The decision to allow this syntax was made in the 1970s and has caused much confusion ever since...
The length of the first dimension is ignored, but the length of additional dimensions are necessary to allow the compiler to compute offsets correctly. In the following example, the foo function is passed a pointer to a two-dimensional array.
#include <stdio.h>
void foo(int args[10][20])
{
printf("%zd\n", sizeof(args[0]));
}
int main(int argc, char **argv)
{
int a[2][20];
foo(a);
return 0;
}
The size of the first dimension [10] is ignored; the compiler will not prevent you from indexing off the end (notice that the formal wants 10 elements, but the actual provides only 2). However, the size of the second dimension [20] is used to determine the stride of each row, and here, the formal must match the actual. Again, the compiler will not prevent you from indexing off the end of the second dimension either.

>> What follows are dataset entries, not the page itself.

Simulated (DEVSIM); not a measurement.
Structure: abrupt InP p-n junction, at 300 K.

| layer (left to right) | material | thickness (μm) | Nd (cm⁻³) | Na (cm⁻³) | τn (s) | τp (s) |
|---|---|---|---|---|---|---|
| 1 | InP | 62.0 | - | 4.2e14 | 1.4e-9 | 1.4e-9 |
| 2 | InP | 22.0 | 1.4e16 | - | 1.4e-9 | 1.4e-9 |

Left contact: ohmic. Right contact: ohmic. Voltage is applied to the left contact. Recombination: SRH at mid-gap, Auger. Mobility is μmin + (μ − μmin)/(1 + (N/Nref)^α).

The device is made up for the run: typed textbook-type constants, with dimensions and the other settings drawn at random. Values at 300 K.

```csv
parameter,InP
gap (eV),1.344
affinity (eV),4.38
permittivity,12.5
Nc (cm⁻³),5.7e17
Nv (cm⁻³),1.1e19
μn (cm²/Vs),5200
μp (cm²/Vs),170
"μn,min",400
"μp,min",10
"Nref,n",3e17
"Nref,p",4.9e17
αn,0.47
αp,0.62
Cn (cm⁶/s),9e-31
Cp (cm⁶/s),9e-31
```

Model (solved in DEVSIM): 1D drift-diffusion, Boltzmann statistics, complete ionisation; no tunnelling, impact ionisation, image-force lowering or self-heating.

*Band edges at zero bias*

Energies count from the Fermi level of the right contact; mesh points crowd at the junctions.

The byte offset from the base of the array to an element args[row][col] is determined by:
sizeof(int)*(col + 20*row)
Note that if col >= 20, then you will actually index into a subsequent row (or off the end of the entire array).
sizeof(args[0]), returns 80 on my machine where sizeof(int) == 4. However, if I attempt to take sizeof(args), I get the following compiler warning:
foo.c:5:27: warning: sizeof on array function parameter will return size of 'int (*)[20]' instead of 'int [10][20]' [-Wsizeof-array-argument]
printf("%zd\n", sizeof(args));
^
foo.c:3:14: note: declared here
void foo(int args[10][20])
^
1 warning generated.
Here, the compiler is warning that it is only going to give the size of the pointer into which the array has decayed instead of the size of the array itself.
The problem and how to overcome it in C++
The problem has been explained extensively by pat and Matt. The compiler is basically ignoring the first dimension of the array's size effectively ignoring the size of the passed argument.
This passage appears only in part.